Last editedJun 20222 min read
If you credit a customer’s account, you need to record this fact. This is generally done by issuing them with a credit invoice, also known as a credit note or credit memo. Here is a quick guide to what you need to know about credit invoices.
What is a credit invoice used for?
A credit invoice is used to record the fact that you owe a customer money rather than vice versa. There are three main reasons for using one. Firstly, a customer might have accidentally made an overpayment (or deliberately made a prepayment). Secondly, you might have accidentally overcharged the customer. Thirdly, you might want to offer the customer a gesture of goodwill.
The third reason is probably the most common. If goods or services fall well below the expected standard, you could offer a cash refund. In fact, you may be legally obliged to do so. If, however, this caused a minor inconvenience to the customer, you are probably more likely to offer a credit against a future purchase as a gesture of goodwill.
Offering credit has two main benefits over refunding. Firstly, it preserves your cash flow. Secondly, it encourages the customer to make a future purchase. This can prevent them from taking their custom to another merchant in annoyance. Offering credit instead of a refund can also reduce admin for the customer.
Why is it important to issue a credit invoice?
In simple terms, all businesses in the UK must keep full and accurate records of all financial transactions. The most important reason for this is that it protects you and your business if you are ever audited by HMRC (or the police). Another important reason is that your transaction records can be important for the development of your business.
If an invoice has not yet been paid, you have the option to cancel it and start again. This is quite common practice. After the customer has paid, however, the invoice must be retained and matched to the payment. If you then provide the customer with a refund or credit against future purchases, this has to be documented separately and linked to the original invoice.
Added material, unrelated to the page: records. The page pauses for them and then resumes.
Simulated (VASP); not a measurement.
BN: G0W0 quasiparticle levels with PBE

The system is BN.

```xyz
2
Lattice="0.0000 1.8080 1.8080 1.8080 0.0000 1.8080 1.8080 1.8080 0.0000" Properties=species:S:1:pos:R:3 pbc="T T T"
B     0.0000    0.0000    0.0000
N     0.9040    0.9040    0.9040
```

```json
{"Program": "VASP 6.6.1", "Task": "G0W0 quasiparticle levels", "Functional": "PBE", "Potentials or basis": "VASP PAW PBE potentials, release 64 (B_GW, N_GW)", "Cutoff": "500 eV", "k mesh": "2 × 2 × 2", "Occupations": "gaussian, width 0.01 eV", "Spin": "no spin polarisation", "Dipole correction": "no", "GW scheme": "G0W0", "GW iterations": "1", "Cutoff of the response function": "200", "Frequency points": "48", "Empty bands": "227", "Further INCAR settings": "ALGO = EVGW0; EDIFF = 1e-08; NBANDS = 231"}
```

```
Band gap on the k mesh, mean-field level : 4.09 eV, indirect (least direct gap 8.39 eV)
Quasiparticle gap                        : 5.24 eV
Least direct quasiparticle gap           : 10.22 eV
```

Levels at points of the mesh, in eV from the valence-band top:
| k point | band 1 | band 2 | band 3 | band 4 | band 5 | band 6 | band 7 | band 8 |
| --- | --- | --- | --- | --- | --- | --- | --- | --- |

Essentially, giving the customer a refund or credit does not override the original invoice, but just updates it. The process of the update needs to be properly recorded. If not, it can look as though your business is sending money to people or giving them credit without a suitable reason. This can raise concerns with HMRC (and even the police).
Another reason for issuing a credit invoice correctly is that it helps to protect against staff error and even deliberate fraud. As the old saying goes, ‘trust but verify’. Even the best staff members can make errors, particularly when they are in a rush. What’s more, some staff members may be open to fraud. Robust processes help to protect against both.
What information should you include in a credit invoice?
A credit invoice should generally contain the same information as the original debit invoice. The only changes are the date (sometimes), the amount and the unique reference number. The unique reference number can reference the original invoice number but must be distinct. For example, if the original invoice was 001, the credit invoice can be 001C.
If you’re using invoicing software, it generally creates a credit invoice with the right details automatically when you process a credit note. Most accounting programmes automatically update the Revenue and Accounts Receivable totals accordingly. If not, you need to do this manually.
If the invoice has not yet been paid and you want to issue a credit note rather than cancel the invoice, this is possible. Again, most accounting packages can update the Revenue and Accounts Receivable totals automatically. If not, do this manually.